If a sequence of functions $f_n$ on a common domain $D$ converges uniformly to $f$ with only jump discontinuities, then $f$ has only jump discontinuities.
I am trying to prove this statement, starting from the definition of uniform convergence: $\forall \epsilon > 0$, there is $N$ such that $\forall x \in D$, $\forall n > N, |f_n(x) - f(x)| < \epsilon$.
Also, WLOG suppose that all $f_n$ for $n > N$ has a jump discontinuity at $x_0$, i.e., $\lim_{x \to x_0^+}f(x) \neq \lim_{x \to x_0-}f(x)$ (otherwise, we could just take a bigger $N$ and avoid considering the discontinuity in when defining $f$).
I'm not entirely sure how to start proving this. I'm thinking of showing that the right limit of $f(x_0)$ is not equal to the left limit after manipulating the definition of uniform convergence? Should I do it by contradiction - assume $f$ has discontinuity of the second kind?
Firstly, let us clarify the definition of jump discontinuity. Let $a\in D$ be an interior point of $D$. We say that $f$ is jump discontiuous at $a$ if both left-hand limit $f(a-):=\lim_{x\rightarrow a-}f(x)$ and right-hand limt $f(a+):=\lim_{x\rightarrow a+}f(x)$ exist and finite but it is false that $f(a)=f(a-)=f(a+)$.

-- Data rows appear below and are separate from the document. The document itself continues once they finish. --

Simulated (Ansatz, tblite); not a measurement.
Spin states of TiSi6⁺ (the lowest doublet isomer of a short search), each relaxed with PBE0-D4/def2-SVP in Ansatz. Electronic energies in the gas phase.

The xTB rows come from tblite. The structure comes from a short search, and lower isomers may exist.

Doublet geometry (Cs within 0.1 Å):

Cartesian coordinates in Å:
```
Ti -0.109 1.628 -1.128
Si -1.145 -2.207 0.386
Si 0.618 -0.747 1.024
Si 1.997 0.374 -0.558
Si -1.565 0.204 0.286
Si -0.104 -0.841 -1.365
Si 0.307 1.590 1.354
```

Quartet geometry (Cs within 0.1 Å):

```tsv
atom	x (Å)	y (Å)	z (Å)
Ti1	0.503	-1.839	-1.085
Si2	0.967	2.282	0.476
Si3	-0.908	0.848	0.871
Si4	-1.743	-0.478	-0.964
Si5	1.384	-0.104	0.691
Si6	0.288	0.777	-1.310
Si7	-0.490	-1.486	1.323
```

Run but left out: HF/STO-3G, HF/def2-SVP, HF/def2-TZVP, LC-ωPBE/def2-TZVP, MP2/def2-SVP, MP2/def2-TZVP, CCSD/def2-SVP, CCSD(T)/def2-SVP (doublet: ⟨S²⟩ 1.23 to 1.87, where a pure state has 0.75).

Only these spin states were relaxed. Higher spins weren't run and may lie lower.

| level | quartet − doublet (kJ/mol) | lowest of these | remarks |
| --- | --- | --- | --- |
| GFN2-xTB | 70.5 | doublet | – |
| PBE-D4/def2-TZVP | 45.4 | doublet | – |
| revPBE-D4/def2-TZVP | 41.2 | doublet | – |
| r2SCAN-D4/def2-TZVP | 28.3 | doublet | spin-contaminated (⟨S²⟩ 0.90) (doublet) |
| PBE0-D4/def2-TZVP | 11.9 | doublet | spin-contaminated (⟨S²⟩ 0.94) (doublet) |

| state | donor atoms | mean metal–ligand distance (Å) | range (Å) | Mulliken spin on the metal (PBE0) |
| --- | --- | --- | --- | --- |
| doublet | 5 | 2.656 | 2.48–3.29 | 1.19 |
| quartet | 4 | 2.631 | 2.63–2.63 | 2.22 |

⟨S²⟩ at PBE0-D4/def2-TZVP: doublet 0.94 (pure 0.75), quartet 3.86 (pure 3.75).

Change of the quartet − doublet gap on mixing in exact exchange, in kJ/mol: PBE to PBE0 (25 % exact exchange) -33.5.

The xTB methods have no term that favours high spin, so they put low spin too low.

Let $a\in D$ be an interior point. We go to prove that either $f$ is continous at $a$ or $f$ is jump discontinuous at $a$. Hence, we only need to prove that $f(a-)$ and $f(a+)$ exist and are finite. Choose $\delta>0$ such that $(a-\delta,a+\delta)\subseteq D$. Firstly, we show that $f(a+)$ exists and is finite. Let $(x_{n})$ be an arbitrary sequence in $(a,a+\delta)$ such that $x_{n}\rightarrow a$. We go to show that $\lim_{n\rightarrow\infty}f(x_{n})$ exists by contradiction. Suppose the contrary that $\lim_{n\rightarrow\infty}f(x_{n})$ does not exist in $\mathbb{R}$, then there exists $\varepsilon_{0}>0$ and a subsequence $(x_{n_{k}})$ such that $\left|f(x_{n_{k+1}})-f(x_{n_{k}})\right|>\varepsilon_{0}$ for the following reason:
Recall that $\lim_{n}f(x_{n})$ converges and is finite iff $\forall\varepsilon>0\,\exists N\,\forall>N\left(|f(x_{n})-f(x_{N})|\leq\varepsilon\right)$. Therefore, $\lim_{n\rightarrow\infty}f(x_{n})$ does not exist in $\mathbb{R}$ iff $\exists\varepsilon>0\,\forall N\,\exists n>N\left(|f(x_{n})-f(x_{N})|>\varepsilon\right)$. Choose $\varepsilon_{0}>0$ such that $\forall N\,\exists n>N\left(|f(x_{n})-f(x_{N})|>\varepsilon_{0}\right)$. Put $N=n_{1}=1$, then there exists $n_{2}>n_{1}$ such that $|f(x_{n_{2}})-f(x_{n_{1}})|>\varepsilon_{0}$. Put $N=n_{2}$, we obtain $n_{3}>n_{2}$ such that $|f(x_{n_{3}})-f(x_{n_{2}})|>\varepsilon_{0}$. By recursion theorem, we obtain a subsequence $(x_{n_{k}})$ such that $\left|f(x_{n_{k+1}})-f(x_{n_{k}})\right|>\varepsilon_{0}$ for all $k$.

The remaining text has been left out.